Re: [PATCH v2 Resent 6/6] i3c: master: svc: fix random hot join failure since timeout error

From: Frank Li
Date: Fri Oct 20 2023 - 11:17:32 EST


On Fri, Oct 20, 2023 at 10:47:52AM -0400, Frank Li wrote:
> On Fri, Oct 20, 2023 at 04:35:25PM +0200, Miquel Raynal wrote:
> > Hi Frank,
> >
> > Frank.li@xxxxxxx wrote on Fri, 20 Oct 2023 10:18:55 -0400:
> >
> > > On Fri, Oct 20, 2023 at 04:06:45PM +0200, Miquel Raynal wrote:
> > > > Hi Frank,
> > > >
> > > > Frank.li@xxxxxxx wrote on Thu, 19 Oct 2023 11:39:42 -0400:
> > > >
> > > > > On Thu, Oct 19, 2023 at 08:44:52AM +0200, Miquel Raynal wrote:
> > > > > > Hi Frank,
> > > > > >
> > > > > > Frank.Li@xxxxxxx wrote on Wed, 18 Oct 2023 11:59:26 -0400:
> > > > > >
> > > > > > > master side report:
> > > > > > > silvaco-i3c-master 44330000.i3c-master: Error condition: MSTATUS 0x020090c7, MERRWARN 0x00100000
> > > > > > >
> > > > > > > BIT 20: TIMEOUT error
> > > > > > > The module has stalled too long in a frame. This happens when:
> > > > > > > - The TX FIFO or RX FIFO is not handled and the bus is stuck in the
> > > > > > > middle of a message,
> > > > > > > - No STOP was issued and between messages,
> > > > > > > - IBI manual is used and no decision was made.
> > > > > >
> > > > > > I am still not convinced this should be ignored in all cases.
> > > > > >
> > > > > > Case 1 is a problem because the hardware failed somehow.
> > > > >
> > > > > But so far, no action to handle this case in current code.
> > > >
> > > > Yes, but if you detect an issue and ignore it, it's not better than
> > > > reporting it without handling it. Instead of totally ignoring this I
> > > > would at least write a debug message (identical to what's below) before
> > > > returning false, even though I am not convinced unconditionally
> > > > returning false here is wise. If you fail a hardware sequence because
> > > > you added a printk, it's a problem. Maybe you consider this line as
> > > > noise, but I believe it's still an error condition. Maybe, however,
> > > > this bit gets set after the whole sequence, and this is just a "bus
> > > > is idle" condition. If that's the case, then you need some
> > > > additional heuristics to properly ignore the bit?
> > > >
> > >
> > > dev_err(master->dev,
> > > "Error condition: MSTATUS 0x%08x, MERRWARN 0x%08x\n",
> > > mstatus, merrwarn);
> > > +
> > > + /* ignore timeout error */
> > > + if (merrwarn & SVC_I3C_MERRWARN_TIMEOUT)
> > > + return false;
> > > +
> > >
> > > Is it okay move SVC_I3C_MERRWARN_TIMEOUT after dev_err?
> >
> > I think you mentioned earlier that the problem was not the printk but
> > the return value. So perhaps there is a way to know if the timeout
> > happened after a transaction and was legitimate or not?
>
> Error message just annoise user, don't impact function. But return false
> let IBI thread running to avoid dead lock.

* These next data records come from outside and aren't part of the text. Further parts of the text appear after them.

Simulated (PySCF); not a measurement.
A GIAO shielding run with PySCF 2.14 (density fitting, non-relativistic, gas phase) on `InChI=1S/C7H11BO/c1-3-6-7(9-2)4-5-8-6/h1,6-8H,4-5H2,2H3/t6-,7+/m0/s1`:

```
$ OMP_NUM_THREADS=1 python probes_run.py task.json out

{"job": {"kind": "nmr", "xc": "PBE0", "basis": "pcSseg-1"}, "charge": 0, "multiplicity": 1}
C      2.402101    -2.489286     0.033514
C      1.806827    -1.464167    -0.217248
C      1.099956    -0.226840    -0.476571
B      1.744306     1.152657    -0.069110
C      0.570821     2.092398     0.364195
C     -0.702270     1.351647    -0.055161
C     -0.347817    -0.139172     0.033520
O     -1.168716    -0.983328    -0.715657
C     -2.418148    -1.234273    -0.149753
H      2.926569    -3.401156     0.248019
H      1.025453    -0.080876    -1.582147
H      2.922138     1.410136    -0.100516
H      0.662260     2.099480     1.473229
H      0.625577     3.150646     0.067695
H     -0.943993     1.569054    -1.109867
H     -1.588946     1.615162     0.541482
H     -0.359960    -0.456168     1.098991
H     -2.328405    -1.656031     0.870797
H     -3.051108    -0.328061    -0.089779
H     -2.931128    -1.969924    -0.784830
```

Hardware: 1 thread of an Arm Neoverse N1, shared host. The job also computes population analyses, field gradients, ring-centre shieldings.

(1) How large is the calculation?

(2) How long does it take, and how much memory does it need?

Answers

I forget mention one thing. Any error message here will make SDA low for
longer. Before emit stop, SDA is low.

I have not checked I3C spec yet about how long SDA will be allowed. it will
worser if message go through uart port. The bus will be locked longer.

It's better to print error message after emit_stop to reduce SDA low time.

Frank

>
> >
> > In any case we should probably lower the log level for this error.
>
> Only SVC_I3C_MERRWARN_TIMEOUT is warning
>
> Maybe below logic is better
>
> if (merrwarn & SVC_I3C_MERRWARN_TIMEOUT) {
> dev_dbg(master->dev,
> "Error condition: MSTATUS 0x%08x, MERRWARN 0x%08x\n",
> mstatus, merrwarn);
> return false;
> }
>
> dev_err(master->dev,
> "Error condition: MSTATUS 0x%08x, MERRWARN 0x%08x\n",
> mstatus, merrwarn);
> ....
>
> Frank
>
> >
> > Thanks,
> > Miquèl